In the conclusion to All the President’s Spin, which was published in August 2004, we warned that liberals were increasingly following the lead of conservatives and the Bush administration in embracing the worst spin tactics:
Some citizens might hope that things will get better when Bush leaves office. But the problem is unlikely to disappear regardless of who occupies the White House. Bush’s presidency has changed the rules of the game, accelerating a larger trend toward PR-driven deception. By altering the incentives for other politicians and political organizations, Bush has fueled an ongoing arms race in which both sides employ ever more sophisticated tactics to manipulate the public and the press.
Since then, we’ve seen the Center for American Progress, a top liberal group with close ties to Hillary Clinton, continue its pattern of deception. Top liberal publications like The American Prospect have become increasingly doctrinaire. Prominent liberal bloggers are increasingly dogmatic and hateful toward conservatives (see, for instance, here, here, and here). Even the excellent left-of-center blogger Josh Marshall has adopted the GOP tactic of suggesting that the other side is helping Al Qaeda (here and here) and has become increasingly sloppy in making partisan claims that are unsupported by the facts (here, here, here, here, here, and here).

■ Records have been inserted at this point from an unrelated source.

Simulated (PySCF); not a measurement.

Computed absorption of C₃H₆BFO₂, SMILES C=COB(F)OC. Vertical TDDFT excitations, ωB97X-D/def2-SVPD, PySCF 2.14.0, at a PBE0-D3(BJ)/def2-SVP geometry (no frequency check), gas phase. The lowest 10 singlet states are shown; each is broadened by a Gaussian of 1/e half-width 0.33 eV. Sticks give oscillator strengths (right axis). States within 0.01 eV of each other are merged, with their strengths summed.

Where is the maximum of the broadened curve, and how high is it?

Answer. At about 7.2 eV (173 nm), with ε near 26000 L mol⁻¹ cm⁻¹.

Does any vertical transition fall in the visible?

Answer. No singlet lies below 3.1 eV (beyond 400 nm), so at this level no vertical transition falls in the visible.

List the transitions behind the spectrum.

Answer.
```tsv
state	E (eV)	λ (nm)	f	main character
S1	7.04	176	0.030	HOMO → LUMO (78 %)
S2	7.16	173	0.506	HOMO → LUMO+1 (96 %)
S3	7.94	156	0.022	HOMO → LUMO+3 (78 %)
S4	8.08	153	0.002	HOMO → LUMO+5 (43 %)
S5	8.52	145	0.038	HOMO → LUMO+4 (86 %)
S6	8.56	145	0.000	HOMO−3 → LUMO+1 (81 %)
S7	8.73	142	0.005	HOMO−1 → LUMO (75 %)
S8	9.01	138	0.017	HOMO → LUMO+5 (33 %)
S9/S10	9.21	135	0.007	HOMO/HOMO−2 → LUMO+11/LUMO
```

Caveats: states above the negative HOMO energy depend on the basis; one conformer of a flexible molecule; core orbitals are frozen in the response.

Another troubling sign comes from the Berkeley economist Brad DeLong, a brilliant but frequently intemperate blogger, who responds to a Greg Sargent post criticizing the Washington Post’s Jonathan Weisman (a frequent DeLong target) by accusing Weisman and other Post reporters of having “a definite ideological agenda”:
And it’s not as though the mistakes of Weisman and company make equal-opportunity stupidity-driven mistakes. There’s stupidity here. There’s a fundamental misconception of the role of the journalist. And there is a definite ideological agenda here.
However, there’s no proof of an “ideological agenda” on the part of “Weisman and company.” Indeed, Weisman’s response to Sargent’s post suggests that the original complaint was overstated. [Update: On reflection, the Weisman/Murray lede is badly written and misleading.]
But let’s set aside the details of this particular controversy for now. The larger point is that DeLong is falling into the inferential traps that plague the anti-media “bias” groups:
(1) Selection bias — Does DeLong read everything Weisman writes, or are articles more often brought to his attention when liberals object? If the latter, then he may be seeing a biased sample of Weisman’s work. This is a classic problem in anti-“bias” polemics.
(2) Partisan/ideological interpretations — Too many attacks on media bias boil down to objections against reporting that critics don’t like. Can DeLong document a pattern of errors that would survive non-partisan scrutiny? Or do many of his complaints depend on premises that only Democrats or liberals would agree with?
(3) Failure to consider other rationales — Even if the overall pattern of errors in Weisman’s work is skewed against Democrats, that doesn’t mean that he is personally biased. DeLong raises “stupidity” and “a fundamental misconception of the role of the journalist” as partial explanations for Weisman’s behavior, but also asserts that “there is a definite ideological agenda here” because “it’s not as though the mistakes of Weisman and company make equal-opportunity stupidity-driven mistakes” (sic). But this is hardly sufficient.
There are many reasons why reporting may be more unfavorable to one side than the other that do not involve an “ideological agenda.” Conservative anti-“bias” critics have been attacking journalists for years and have succeeded in intimidating a large number of reporters. Republicans dominated Washington from 2001-2006, and it is well known that journalists defer to political power generally and seek to maintain access to those in power. Some unfair reporting may simply be the result of unconscious biases or pressure to tailor news to the tastes of their customers. In some cases, reporters may simply be manipulated by their sources. The list goes on and on. So why does DeLong implicitly rule out all of these possible explanations out and leap to bias?
(4) Inability to demonstrate motivation — Most fundamentally, there is no way to know who is actually biased or for those who are accused to demonstrate that they are not biased. It is an unprovable accusation. Neither DeLong nor anyone else can show that Weisman has an “ideological agenda.”
For more, see my previous media bias posts and our writing on the subject at Spinsanity, particularly our column on the Media Research Center and Fairness and Accuracy in Reporting.
[Disclosure: I resigned from guest-blogging with Sargent on The American Prospect’s Horse’s Mouth blog in September 2006 after TAP’s online editor asked me to stop criticizing liberals.]